I spent much of this week with clients reviewing winter ventilation details and evaluating temperature logs from recorders placed in barns earlier this month. In every instance, I found mistakes in controller settings that cost producers a lot of money.
The most common mistake I saw was incorrect furnace temperature settings. The goal of furnace settings in the controllers is to turn off the furnace at a point relative to the controller settings so the variable speed fan(s) on stage 1 doesn’t increase speed as a result of the temperature probes delayed reaction to the furnace heat.
If the controller speeds up variable speed fans at 0.1F above the set point, the furnace should turn off about 2F below the controller set point. This week I saw controllers where the off temperature setting for the furnace was at or even above set point in this type of controller. This guarantees that every time the furnace operates, the fan(s) will speed up and unnecessarily remove some of the added heat. I have a temperature plot for 1 facility with pigs near market weight that indicates furnace operation, something that should never happen with a facility full of market weight pigs, especially at this time of year.

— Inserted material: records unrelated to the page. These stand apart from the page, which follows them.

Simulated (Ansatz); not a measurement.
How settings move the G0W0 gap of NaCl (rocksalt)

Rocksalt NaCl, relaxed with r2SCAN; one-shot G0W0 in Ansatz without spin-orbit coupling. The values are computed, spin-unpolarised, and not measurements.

If the controller has a different set point relative to the controller set point for when stage 1 variable speed fans increase speed, the furnace should be set to turn off at 2F below this set point.
A second common mistake was setting bandwidth too narrow for the stage 1 variable speed fan. If you set the band width too tight (1F or less), I can just about guarantee there will be more temperature variation in the room, not less. Stage 1 fans are generally very small relative to the room being ventilated. It takes time for this fan to exchange enough air to impact conditions in the room. If the band width is too narrow, the controller calls for the next stage fan to operate which often chills the room, causing the temperature to drop, sometimes low enough to cycle the furnace circuit. Think of bandwidth as time in a controller –time for the small fan to make an impact on conditions in the room.
I generally recommend 2F bandwidth for stage 1 fans and am ok if you want to go as high as 3F. The stage 1 fan is at the bottom end of the thermal neutral zone so a slight warming in the room before the next fan functions is ok – you won’t get into a heat stress situation. If you are concerned about when the later stages operate, tighten up the temperatures between these upper stages. By the time they operate you are getting serious about heat relief so have fans turn on/off at tighter temperature ranges won’t do any harm.
Mike,
Do you still suggest running heaters with 3 different gas valve settings at the lowest position for more uniform heating? Is so, when might a guy need to use the medium and high positions?
Thank you
The goal of furnace sizing is to have a furnace only large enough to just shut off on the coldest day of the year – that is – a furnace is big enough if it shuts off. The longer a furnace runs per burn cycle, the more uniform temperatures will be in the room being heated as the furnace fan is blowing air everywhere with the heated space and the temperature rise is gradual.
As you suggest, I recommend furnaces with variable output valves (the ‘blue’ valve that is between the control module and the flame). Turn it to low at the beginning of the heating season. Begin turning it higher (more heat output) when the furnace doesn’t shut off. IF the furnace shuts off, don’t change the valve setting.
In tunnel barns many set the furnace nearest to the tunnel curtain to a higher heat output – this results in more uniform room heating as the tunnel curtain end of the barn is often the coldest location in the barn.